My cousin was a Fire Safety major at Auburn, and worked the fire dept. What with college tuition paid as a benefit. His roommates were also firemen with MBA and a PhD in construction technology and Real Estate. The average education for a fireman is a Masters in Opelika, Alabama.

I am assuming you are still young as not ready for complete retirement. But if there are any tuition assistance programs available, it never hurts to take advantage of them.

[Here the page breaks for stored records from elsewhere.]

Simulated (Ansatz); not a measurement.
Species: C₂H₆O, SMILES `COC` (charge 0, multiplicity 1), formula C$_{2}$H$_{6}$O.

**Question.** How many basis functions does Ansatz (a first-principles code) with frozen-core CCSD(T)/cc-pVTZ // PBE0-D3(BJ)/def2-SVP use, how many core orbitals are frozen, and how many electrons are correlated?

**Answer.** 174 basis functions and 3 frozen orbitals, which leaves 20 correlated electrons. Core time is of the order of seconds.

The $75k range came from a 25 year projection getting a raise each year for my 25 year career. I hired on at age 30, i was a mechanic before this and was making $60k back then. I took a huge pay cut going to the fire dept because of the pension. My first year as a ff i made 35k. I did not make 60K until 10 years in. I am 15 years in now and have a base pay of 75k. The way our retirement WAS figured when i got on and until 2 years ago was how ever many years of service (i was going to do 25) times the 3 multiplier (equals 75) and that would be the percent of your highest 3 years of wages in your career including overtime. If i work as much overtime as i can, i can get to the 100k mark for 3 years which 75% of that is $75k. Now with the current formula that is cut down to a bit over half.
Ours will only cover tuition if it is fire related. My dad retired from Ford in Michigan, he was a tool maker making over 50k way back then 25 years ago and yes his pension was not much but he made allot back then and invested it wisely.